After two years of rapid experimentation, large corporations are pulling back from artificial intelligence as reliability issues and cost overruns mount.
Fresh Census Bureau data shows that AI adoption among firms with more than 250 employees fell from 14% in June to 12% by late August 2025 — the first sustained decline since tracking began. Smaller businesses continue to adopt AI slowly, but the enterprise retreat underscores growing skepticism around AI’s near-term utility.
The reversal follows an MIT study revealing that 95% of enterprise generative AI pilots failed to show measurable ROI, and a tense summer that saw public disagreements among AI leaders.
At the same time, the pullback is fueling a surge in demand for human expertise:
- Fact-checking became one of the top 10 AI-related skills on Upwork in August.
- Content writing assignments grew 15%.
- Language tutoring skyrocketed 162%.
“Even the best AI models still hallucinate 10% to 12% of the time,” said Kelly Monahan, managing director of the Upwork Research Institute. “We just cannot necessarily overcome that statistical problem yet.”

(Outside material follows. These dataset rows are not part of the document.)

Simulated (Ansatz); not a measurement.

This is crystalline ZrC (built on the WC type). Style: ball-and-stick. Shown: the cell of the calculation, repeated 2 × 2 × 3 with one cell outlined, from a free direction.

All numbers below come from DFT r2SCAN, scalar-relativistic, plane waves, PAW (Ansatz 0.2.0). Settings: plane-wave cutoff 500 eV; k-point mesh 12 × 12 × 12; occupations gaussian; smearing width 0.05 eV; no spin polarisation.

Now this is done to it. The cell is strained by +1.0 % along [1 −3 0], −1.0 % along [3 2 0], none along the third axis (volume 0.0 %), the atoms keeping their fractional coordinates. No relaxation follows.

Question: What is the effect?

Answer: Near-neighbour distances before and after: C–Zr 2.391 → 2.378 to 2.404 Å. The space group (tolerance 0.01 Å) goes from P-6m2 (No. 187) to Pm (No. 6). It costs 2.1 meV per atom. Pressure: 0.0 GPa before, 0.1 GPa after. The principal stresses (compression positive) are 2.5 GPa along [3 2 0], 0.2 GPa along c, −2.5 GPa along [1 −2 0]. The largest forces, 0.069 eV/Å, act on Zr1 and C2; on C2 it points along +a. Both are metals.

As companies confront the hidden costs of over-automation, specialists are commanding premium rates. One BBC report detailed how a marketing manager charged $2,000 to rewrite flawed AI copy, highlighting how attempts to cut costs with automation often backfire.
The message for enterprise leaders is clear: AI may remain part of the corporate toolkit, but human oversight has proven more critical — and more valuable — than many had anticipated.